One Y Variable

Module 2.2: Dispersion

Alex Cardazzi

Old Dominion University

Dispersion

The middle of some data is an important summary point. However, a second important measure is: how much does the data vary? Are the observations in the data close to the mean, or are they far?A measure like this would start to address the issue with outliers, but also provide additional information that could be helpful.

This idea is called dispersion. A common measure of dispersion is variance or standard deviation.

Building an Equation

Let’s try to build an equation for dispersion that we can use. Remember: we are interested in quantifying how far away observations are from the mean (\(\mu\) or \(\bar{y}\)).

Since we cannot observe \(\mu\) (because it is a population parameter), we have to use \(\bar{y}\) as our measure of the mean. So, to calculate distance from the mean, we can simply use subtraction.

\[y_i - \bar{y}\]

Note: I am using a subscript \(i\) to denote the \(i\)th observation. In other words, if there are \(n\) observations, we will calculate:

\[y_1 - \bar{y}, \ y_2 - \bar{y}, \ ..., \ y_i - \bar{y}, \ ..., \ y_n - \bar{y}\]

Building an Equation

If we have the distance of each observation from the mean, why don’t we try taking the mean of this? This would give us, in words, an average distance from the mean. In math:

\[\frac{1}{n} \sum_{i=1}^{n} (y_i - \bar{y})\]

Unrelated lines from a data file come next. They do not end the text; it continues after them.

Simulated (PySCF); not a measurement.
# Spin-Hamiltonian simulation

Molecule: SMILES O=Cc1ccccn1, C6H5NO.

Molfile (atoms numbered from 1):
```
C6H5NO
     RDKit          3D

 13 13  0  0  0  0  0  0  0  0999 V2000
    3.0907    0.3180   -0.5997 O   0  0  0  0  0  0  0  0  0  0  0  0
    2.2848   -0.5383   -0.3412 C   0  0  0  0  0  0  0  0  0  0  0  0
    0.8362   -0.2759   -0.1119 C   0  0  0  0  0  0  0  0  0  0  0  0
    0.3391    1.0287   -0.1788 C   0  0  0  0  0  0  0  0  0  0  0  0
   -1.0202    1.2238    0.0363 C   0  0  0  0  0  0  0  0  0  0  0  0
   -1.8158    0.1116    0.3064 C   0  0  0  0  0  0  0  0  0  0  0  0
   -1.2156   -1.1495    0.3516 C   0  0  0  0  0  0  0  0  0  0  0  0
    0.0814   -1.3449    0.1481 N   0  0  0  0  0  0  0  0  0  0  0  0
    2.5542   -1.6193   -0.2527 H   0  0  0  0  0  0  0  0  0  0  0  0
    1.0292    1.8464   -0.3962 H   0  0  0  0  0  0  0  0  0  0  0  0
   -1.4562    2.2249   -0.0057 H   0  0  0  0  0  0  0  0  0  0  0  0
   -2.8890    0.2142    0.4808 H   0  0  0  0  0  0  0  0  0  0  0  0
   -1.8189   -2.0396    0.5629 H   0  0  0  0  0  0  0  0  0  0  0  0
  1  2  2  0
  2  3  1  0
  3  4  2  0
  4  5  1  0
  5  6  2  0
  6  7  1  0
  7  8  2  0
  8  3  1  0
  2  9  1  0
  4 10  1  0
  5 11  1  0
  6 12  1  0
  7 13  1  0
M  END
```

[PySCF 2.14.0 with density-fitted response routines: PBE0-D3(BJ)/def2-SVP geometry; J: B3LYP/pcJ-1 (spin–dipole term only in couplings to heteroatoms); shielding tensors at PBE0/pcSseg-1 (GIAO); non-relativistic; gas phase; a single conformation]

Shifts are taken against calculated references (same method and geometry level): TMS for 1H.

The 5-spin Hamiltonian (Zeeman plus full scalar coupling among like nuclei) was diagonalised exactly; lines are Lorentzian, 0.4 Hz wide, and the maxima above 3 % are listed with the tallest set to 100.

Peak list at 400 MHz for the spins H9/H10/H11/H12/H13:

To test our measure, let’s use some example data from the notes on Central Tendency. Suppose we have two sets of data: one from UNC Geography Majors in 1985 and 1986 (Michael Jordan’s graduating class). If our measure makes sense, we should expect the 1985 mean to be less than the 1986 mean, but the dispersion to be lower as well. Here are the two datasets:

Code

salaries85 <- c(32000, 33000, 36000, 33000, 32000, 35000)
salaries86 <- c(31000, 34000, 32000, 34000, 33000, 20000000)

Building an Equation

Let’s calculate the two sample means and save them.

Code

mean85 <- mean(salaries85)
mean86 <- mean(salaries86)
cat("Average Salary in 1985:", mean85, "\n")
cat("Average Salary in 1986:", mean86)

Output

Average Salary in 1985: 33500 
Average Salary in 1986: 3360667

Now, we need to code up our formula for dispersion and test it with both sets of data.

Code

# add up the differences
numerator <- sum(salaries85 - mean85)
denominator <- length(salaries85)
numerator / denominator

Output

[1] 0

Code

# add up the differences
numerator <- sum(salaries86 - mean86)
denominator <- length(salaries86)
numerator / denominator

Output

[1] 0

Building an Equation

Not only are the two numbers the same, but they’re zero! There is either a mistake in the math or in the code. Hint: the mistake is not in the code. Rather, let’s generate more output as we go this time.

Code

# Calculate the differences
numerator <- salaries85 - mean85
cat("Numbers to Add:", numerator, "\n")
cat("Sum of Numbers to Add:", sum(numerator))

Output

Numbers to Add: -1500 -500 2500 -500 -1500 1500 
Sum of Numbers to Add: 0

Since some of the values are above the mean and others are below, the sum of the positive and negative numbers nets out to zero. Let’s see if this is true in the algebra.

Building an Equation

\[\begin{aligned}\sum_{i=1}^{n} (y_i - \bar{y}) &= (y_1 - \bar{y}) + (y_2 - \bar{y}) + ... + (y_n - \bar{y}) \\ &=(y_1 + ... + y_n) - (\bar{y} + ... + \bar{y})\\ &= \sum{y_i} - (n \times \bar{y})\\ &= \sum{y_i} - (n \times \frac{1}{n}\sum{y_i}) \\ &= \sum{y_i} - (n \times \frac{1}{n}\sum{y_i})\\ &= \sum{y_i} - (\sum{y_i}) \\ &= 0\end{aligned}\]

Building an Equation

The conclusion to both the math and the code is that, no matter what, \(\sum_{i=1}^n(y_i - \bar{y})\) is always equal to 0.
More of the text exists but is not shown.